The average Class of 2016 graduate has $37,172 in student loan debt, up six percent from 2015. In total in the US forty-four million borrowers owe nearly $1.3 trillion in student loan debt. About one in four loans is in default or delinquency.
Student loan debt has surpassed credit card debt. This is looking like the 2008 subprime mortgage crisis. Why is this happening?
Escalating Costs
When your tuition bill went up 5.6% between your freshman and sophomore year your parents were not happy, but they dug a little deeper and came up with the cash. However when your little sister matriculated twenty years later the compounding effect resulted in sticker shock. Tuition had gone up 200% in twenty years.

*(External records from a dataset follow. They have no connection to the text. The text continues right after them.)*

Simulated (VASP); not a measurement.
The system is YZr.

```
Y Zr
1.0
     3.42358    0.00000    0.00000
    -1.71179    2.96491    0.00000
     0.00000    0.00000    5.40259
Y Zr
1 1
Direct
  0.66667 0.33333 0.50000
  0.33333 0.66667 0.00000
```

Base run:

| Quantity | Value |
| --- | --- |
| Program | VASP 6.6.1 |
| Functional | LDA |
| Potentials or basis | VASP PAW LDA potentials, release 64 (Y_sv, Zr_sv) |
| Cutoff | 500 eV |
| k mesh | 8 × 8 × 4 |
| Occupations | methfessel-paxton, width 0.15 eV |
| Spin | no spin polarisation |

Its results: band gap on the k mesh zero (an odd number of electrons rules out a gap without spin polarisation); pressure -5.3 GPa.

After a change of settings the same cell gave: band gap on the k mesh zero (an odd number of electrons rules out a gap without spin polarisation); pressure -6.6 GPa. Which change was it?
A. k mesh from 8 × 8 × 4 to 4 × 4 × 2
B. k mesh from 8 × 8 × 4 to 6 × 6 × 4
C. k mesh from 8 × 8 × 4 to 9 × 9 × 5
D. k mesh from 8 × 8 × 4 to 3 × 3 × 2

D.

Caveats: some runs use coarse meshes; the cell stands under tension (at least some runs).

Colleges just don’t worry very much about their costs. Being interviewed by the New York Times while president of The Ohio State University, E. Gordon Gee said, “I readily admit it. I didn’t think a lot about costs. I do not think we have given significant thought to the impact of college costs on families.”
Gee’s total compensation at OSU was $1.6M including a mansion, a chef, and access to a private jet. Leaving OSU under a cloud Gee, who had formerly served as president of Vanderbilt and Brown–among other schools, was rehired as president of West Virginia University. If Mr. Gee were in the private sector, he would have been rebuked for being in “the old boys club.”
Easy Money
In 1987 Bill Bennett, President Reagan’s secretary of education, wrote an op-ed for the New York Times entitled “Our Greedy Colleges” in which he argued that the government’s attempts to make higher education more accessible may have also accidentally made it more expensive. “If anything,” he wrote, “increases in financial aid in recent years have enabled colleges and universities blithely to raise their tuitions, confident that Federal loan subsidies would help cushion the increase.”
Ever since then, academics and economists have argued over whether or not colleges actually take advantage of all those federal grants and loans by hiking their prices?
Earlier this summer (2016), a team from the Federal Reserve Bank of New York and Brigham Young University released the latest paper suggesting that Bennett was right. Looking at both public and private nonprofit colleges during the mid-2000s, they found that schools raised tuition by 55 cents for each $1 increase in Pell grants their undergraduates received, and by 60 to 70 cents for each extra dollar of subsidized student loans.
http://newyorkfed.org/medialibra…
Poor Planning
Parents and students sorely underestimate the difficulty of navigating the path from the high school auditorium (where you received that diploma) to that first, well-paying job:
- Poor or non-existent financial planning. Many student loans are a substitute for financial planning.
- There seems to be a “college at any cost” mentality among some parents and students. Many parents and students choose a school or a post-secondary education plan they can’t afford without excessive debt.
- Choosing an unmarketable major resulting in being under employed or unemployed.
- Not having an academic plan that incorporates experiential learning, e.g. internships, resulting in no good job.
- Not understanding the financial aid system and how it interconnects to the Federal tax system.
Abuse & Misuse
Incurring debt for spurious reasons:
- To attend an out-of-state college to be with your boyfriend.
- To take spring break in Mexico.
- To buy a car.
- To live a luxurious life style as a student.
This isn’t likely to end well. The “creative” repayment plans can result in ever increasing balances. The taxpayers are going to be left “holding the bag.”